The failure of an arrester almost always results in a complete short circuit inside its housing.
In most scenarios, failure occurs due to dielectric breakdown, whereby the internal structure has deteriorated to the point where the arrester is unable to withstand applied voltage, whether normal system voltage, temporary power frequency overvoltage (e.g. following external line faults or switching) or lightning or switching surge overvoltages.
There are a variety of reasons why an arrester might reach such a state. This article, contributed by longtime expert, Michael Comber, discusses the most typical modes by which arresters fail.
Perhaps the most common cause of arrester failure is moisture entering its interior. This implies that the arrester was:
• not well designed, or
• not properly manufactured, or
• damaged by some external force resulting in a compromise to its sealing system.
While the underlying cause in each case may be the same, the way this progresses to eventual failure can vary significantly.

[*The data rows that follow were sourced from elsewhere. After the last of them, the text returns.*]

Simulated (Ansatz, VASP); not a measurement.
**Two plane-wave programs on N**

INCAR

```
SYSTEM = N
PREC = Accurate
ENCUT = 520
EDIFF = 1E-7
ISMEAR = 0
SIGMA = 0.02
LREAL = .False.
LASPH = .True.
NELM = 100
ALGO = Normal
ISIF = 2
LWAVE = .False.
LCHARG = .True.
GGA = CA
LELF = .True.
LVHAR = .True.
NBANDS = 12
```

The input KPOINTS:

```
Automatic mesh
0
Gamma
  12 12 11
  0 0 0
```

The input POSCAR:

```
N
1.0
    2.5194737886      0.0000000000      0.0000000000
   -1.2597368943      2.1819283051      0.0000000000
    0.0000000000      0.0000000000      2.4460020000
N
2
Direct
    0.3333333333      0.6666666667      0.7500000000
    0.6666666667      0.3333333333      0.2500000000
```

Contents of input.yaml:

For a hollow core arrester where there is gas space around the column of MOV blocks (typically dry air or nitrogen), even a tiny leak can result in what is referred to as ‘seal pumping’ due to pressure differentials. For example, during the day suns heats the arrester such that the internal pressure increases relative to ambient and outward gas leakage occurs. When the arrester cools at night, this process reverses, with internal pressure dropping below ambient and external air (with all its moisture content) being drawn into the arrester. Such a cycle can repeat itself over many days, months or even years before the moisture inside builds to the point where there is a problem with reduced dielectric integrity.
In a solid core arrester design (with little to no internal gas space) this process will not take place. However leakage can still occur through imperfect end seals. In this case, moisture ingress is more due to ‘wicking’ – a process whereby moisture gradually finds its way down through interfaces between the MOV blocks and the materials in contact with them.
The manner in which dielectric integrity is degraded due to moisture ingress can also vary. The mere presence of moisture, if concentrated only within the gas inside a hollow core arrester, will not have significant impact on dielectric strength. Rather, it is how this moisture interacts with internal surfaces and materials that becomes the issue.
It has been noted, for example, that moisture related failures of porcelain-housed arresters tend to occur more in the evening than during the heat of day. This is attributed to accumulated moisture condensing on the inside walls of the porcelain when it cools after sunset. Electrical strength across the wall is then progressively reduced until internal flashover occurs from end to end.
Moisture will typically not condense on the MOV blocks of an energized arrester because these generate enough heat to keep their temperature slightly higher than that of the surrounding gas. However, if the material used to coat or collar the blocks is hygroscopic, it can absorb moisture thereby causing some blocks to become more conductive on their outer surfaces. This essentially shifts voltage to other blocks and leads to higher conducted currents, external to some blocks but internal to others. Ultimately, the complete stack can no longer withstand the applied voltage. (Note: this scenario can be avoided by ensuring only non-hygroscopic collaring materials, such as glass, are used.)
In the case of solid core arresters, moisture that has wicked into internal interfaces along either a portion or the complete length of the arrester can result in dielectric breakdown and failure.